Why the UN Charter Is Still The Basis for International Law Today: The Legacy of Franklin Roosevelt

This is an edited transcript of a presentation given by Gerald Rose, a collaborator of Lyndon LaRouche for over half a century, to the May 31, 2025 LaRouche Organization Manhattan Project meeting (published in the June 20, 2025 issue of Executive Intelligence Review). A PDF version is available HERE.

Russian President Vladimir Putin kremlin.ru

 

We had gotten a report that Russian President Vladimir Putin, in front of a meeting of 100 nations (the “13th Meeting of High Representatives for Security Issues” May 27-29, 2025), issued a statement. Many of you who’ve been following the LaRouche movement will immediately recognize what this is. Quoting from President Putin:

“We [the Russian Federation] also uphold the principle of sovereign equality and the right to their own model of development. As far as Russia is concerned, its approach remains principled and unchanged. I have said many times and I’ll repeat it: we are convinced that the new security architecture should be equal and indivisible. That is, all states should receive firm guarantees of their own security, but not at the expense of the security and interests of other countries.”

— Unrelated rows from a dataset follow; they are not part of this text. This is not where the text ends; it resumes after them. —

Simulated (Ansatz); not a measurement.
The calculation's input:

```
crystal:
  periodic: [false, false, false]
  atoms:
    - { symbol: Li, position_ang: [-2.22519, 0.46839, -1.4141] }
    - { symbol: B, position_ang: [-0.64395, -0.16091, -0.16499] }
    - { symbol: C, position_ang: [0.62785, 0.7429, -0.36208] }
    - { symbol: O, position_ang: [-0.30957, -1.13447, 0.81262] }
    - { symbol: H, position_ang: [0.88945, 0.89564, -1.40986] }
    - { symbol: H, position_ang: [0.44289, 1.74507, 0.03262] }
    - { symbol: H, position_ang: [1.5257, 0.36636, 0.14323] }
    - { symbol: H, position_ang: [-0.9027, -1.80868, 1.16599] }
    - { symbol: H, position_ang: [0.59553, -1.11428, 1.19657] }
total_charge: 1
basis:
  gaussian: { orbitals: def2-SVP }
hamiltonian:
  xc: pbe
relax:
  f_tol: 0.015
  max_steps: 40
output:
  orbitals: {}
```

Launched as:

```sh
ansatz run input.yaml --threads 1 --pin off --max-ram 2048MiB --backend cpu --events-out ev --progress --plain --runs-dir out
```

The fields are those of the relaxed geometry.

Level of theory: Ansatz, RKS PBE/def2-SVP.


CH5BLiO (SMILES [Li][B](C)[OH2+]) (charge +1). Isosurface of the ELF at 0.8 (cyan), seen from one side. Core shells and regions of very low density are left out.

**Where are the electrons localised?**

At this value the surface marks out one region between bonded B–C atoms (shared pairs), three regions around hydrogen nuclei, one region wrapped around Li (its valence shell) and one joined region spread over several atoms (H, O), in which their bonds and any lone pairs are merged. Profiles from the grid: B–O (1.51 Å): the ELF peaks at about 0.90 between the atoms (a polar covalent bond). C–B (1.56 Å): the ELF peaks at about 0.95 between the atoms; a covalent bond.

He went on to reference the United Nations, and particularly the UN Charter as the basis to implement such a proposal. I asked to be on the Manhattan Project Podcast for this week, because I wanted to add something very important to this ongoing, profound, dialogue.

Recently, [nuclear arms expert] Ted Postol, in a discussion with Helga Zepp-LaRouche, indicated that he had not known of the drone attack on Putin’s helicopter. But when he heard it, he said, “these people are insane. Putin is the most reasoned, most measured leader on the planet.” Given the cumulative effect of all the betrayals, all the lies, all the attempts to provoke Russia, and particularly him as the leader of Russia, he is completely measured in his response.

People can understand how crucial the role of the Schiller Institute has been, and Helga in particular, in terms of identifying what would be called the higher hypothesis, or, the way we describe it, what seems to be the coincidence of opposites—in the sense that this war can only be solved on a higher plane, with a higher idea of man, as Helga developed, in her Ten Principles for a New Security and Development Architecture.

The Intent of the United Nations

Now, the reason I wanted to speak is because I’ve heard many discussions of the United Nations and its Charter. The Charter cannot be understood fully if you leave out the mission and the intention of the man who founded the UN: Franklin Roosevelt!

Everything I’m going to tell you is documented, even though you never get taught this. If you read Elliott Roosevelt’s discussion reported in his book As He Saw It, what I’m going to tell you is absolutely irrefutable. And it pervaded everything that Franklin Roosevelt did previous to and during World War Two.

In Elliott Roosevelt’s first-hand account, Franklin Roosevelt was clear, and passionately so, that both world wars were caused by the British Empire and colonial rule. It is completely unmistakable that he knew this and described it in passionate detail to Elliott. There is a famous scene in the book where Franklin hits the roof talking to Elliott, because Elliott tries to say [French leader Charles] de Gaulle had some claim to demanding Indo-China [Vietnam] back as a colony after the war. Franklin exploded: They have no claim! What claim could a nation have over the rights and future of other nations? When France ruled Indo-China, they looted and destroyed it! He said the reason the Japanese came in on Indo-China so easily is because the people of Indo-China thought, how could it be worse than the French colonial rule?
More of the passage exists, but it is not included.